NLU Evaluation Scripts

Methodology

We evaluate Recall and F-scores on a small and large dataset based on the home automation bot dataset from “Benchmarking Natural Language Understanding Services for Building Conversational Agents (2019)". The data is available on github.

The benchmark was conducted between 28th July and 4th August 2022.

The experiment settings were trained on a single-fold, with the test set kept as holdout dataset during the training phase.

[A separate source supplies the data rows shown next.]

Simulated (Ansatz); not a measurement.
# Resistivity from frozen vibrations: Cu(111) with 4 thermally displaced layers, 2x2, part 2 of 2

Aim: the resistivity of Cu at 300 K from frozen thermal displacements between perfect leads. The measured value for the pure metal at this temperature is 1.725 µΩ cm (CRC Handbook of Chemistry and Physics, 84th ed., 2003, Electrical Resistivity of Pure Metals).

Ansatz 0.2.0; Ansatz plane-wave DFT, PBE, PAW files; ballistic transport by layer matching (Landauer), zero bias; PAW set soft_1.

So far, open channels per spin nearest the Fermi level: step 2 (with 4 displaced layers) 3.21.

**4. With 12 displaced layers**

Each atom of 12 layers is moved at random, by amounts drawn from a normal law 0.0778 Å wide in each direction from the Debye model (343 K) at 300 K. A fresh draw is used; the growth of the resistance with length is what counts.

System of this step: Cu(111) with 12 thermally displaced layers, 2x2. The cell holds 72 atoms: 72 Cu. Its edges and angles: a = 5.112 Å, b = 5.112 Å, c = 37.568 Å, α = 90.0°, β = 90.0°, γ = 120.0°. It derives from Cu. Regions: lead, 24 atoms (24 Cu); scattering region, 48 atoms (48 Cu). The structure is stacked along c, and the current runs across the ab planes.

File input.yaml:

Full predictions with its scores on the test dataset are sorted back to its Ground Truth and provided in the folder.

Disclaimer:

  • Google Cloud AutoML:
    • The benchmark results is based on the confidence threshold that yields the best F1-Score.

Small

640 Training Sentences - 10 Sentences per Intent

1076 Test Sentences

Sprinklr Google Cloud Azure Language Studio AWS Comprehend
Recall 0.867 0.782 0.789 0.725
F1 (Macro) 0.870 0.799 0.789 0.700

Example sentence on Small models

Query: is there anything i need to be aware of

Ground Truth: calendar_query

Sprinklr Google Cloud Azure Language Studio AWS Comprehend
Intent (Pred) calendar_query general_dontcare general_dontcare calendar_remove
Confidence 0.73 0.15 0.49 0.09

Query: is there an alarm at four am

Ground Truth: alarm_query

Sprinklr Google Cloud Azure Language Studio AWS Comprehend
Intent (Pred) alarm_query alarm_set alarm_set alarm_set
Confidence 0.7 0.96 1.0 0.27

Large

1908 Training Sentences - ~30 Sentences per Intent

5518 Test Sentences

Sprinklr Google Cloud Azure Language Studio AWS Comprehend
Recall 0.901 0.836 0.860 0.876
F1 (Macro) 0.903 0.862 0.860 0.867

Example sentence on Large models

Query: how many countries are in the European Union

Ground Truth: qa_factoid

Sprinklr Google Cloud Azure Language Studio AWS Comprehend
Intent (Pred) qa_factoid qa_currency qa_maths general_quirky
Confidence 0.72 0.42 0.34 0.30

Query: let's go through all pending reminders

Ground Truth: calendar_query

Sprinklr Google Cloud Azure Language Studio AWS Comprehend
Intent (Pred) calendar_query calendar_remove general_quirky calendar_set
Confidence 0.74 0.85 0.73 0.29